@LoztInSpace said:
I disagree. For any team you can easily go back to the opponent's record via the GAME table and establish the opposing score, thus effectively giving each game 2 scores. From there, it is as easy or difficult as in your model with the added benefit of no corrupt data (e.g. a team marked as a win when it had a lower score)
Except that counting wins/losses is a big pain in the butt SQL-wise. If the score data is entered only once, and the win/loss field is generated in software upon every save, I'm fairly confident about keeping the data clean.
@LoztInSpace said:
You could have home venue on each team and another venue on where the game was actually played. That would allow you to model the scenarios you were talking about - i.e. either, none or both playing "at home".

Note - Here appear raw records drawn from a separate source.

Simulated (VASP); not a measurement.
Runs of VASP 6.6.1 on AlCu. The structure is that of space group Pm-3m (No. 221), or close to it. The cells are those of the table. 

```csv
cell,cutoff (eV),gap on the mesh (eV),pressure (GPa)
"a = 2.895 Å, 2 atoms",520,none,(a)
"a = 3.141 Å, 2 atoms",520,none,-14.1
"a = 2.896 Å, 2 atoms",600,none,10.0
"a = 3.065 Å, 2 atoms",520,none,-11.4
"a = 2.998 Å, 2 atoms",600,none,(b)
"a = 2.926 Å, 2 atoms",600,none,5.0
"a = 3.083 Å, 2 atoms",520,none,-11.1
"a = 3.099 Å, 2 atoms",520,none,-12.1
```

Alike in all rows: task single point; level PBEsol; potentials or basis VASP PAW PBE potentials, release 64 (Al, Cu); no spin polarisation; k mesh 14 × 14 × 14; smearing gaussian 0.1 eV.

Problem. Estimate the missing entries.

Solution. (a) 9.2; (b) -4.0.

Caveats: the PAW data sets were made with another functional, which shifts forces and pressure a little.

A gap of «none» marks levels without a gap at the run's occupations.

For some sports (e.g. baseball), it's important which team is the home team -- and there can be a home team even if neither or both teams are playing at their home field. So for each game, you have to keep track of home team separately from venue and what each team's home field is.
@Pap said:
Is this a major professional sport that you are
following? If so, which? Surely, you're going to have many more reads
than updates, so I don't think a de-normalized games
table is out of
the question. But depending on what else will show up in the standings
besides W-L, you may want to pre-record that stuff also. So every time
a game is reported or updated, a function runs which updates a summary
table, which has primary keys team_id
and season_id
(for archival
purposes). This will keep your other tables completely normalized, but
the extra denormalized (summary) table thrown in as extra information
for speed. <snip>
Oh, that sounds like a great compromise! FWIW, I'm planning to use this season's MLB data for testing, and aiming for something usable for a wide range of professional and amateur leagues. And yes, there would be more reads than updates, as a game score should only be entered once (excluding operator error corrections and odd cases like rain delays), but can be displayed in many different contexts.
@RaspenJho said:
Would you not want to store your scores on a per-quarter/inning/round basis? We have office games whereas if your numbers = the last numbers
of the teams scores (you have two numbers), for any quarter, you win a
prize.
Interesting idea... I think it's out of scope at the moment, though.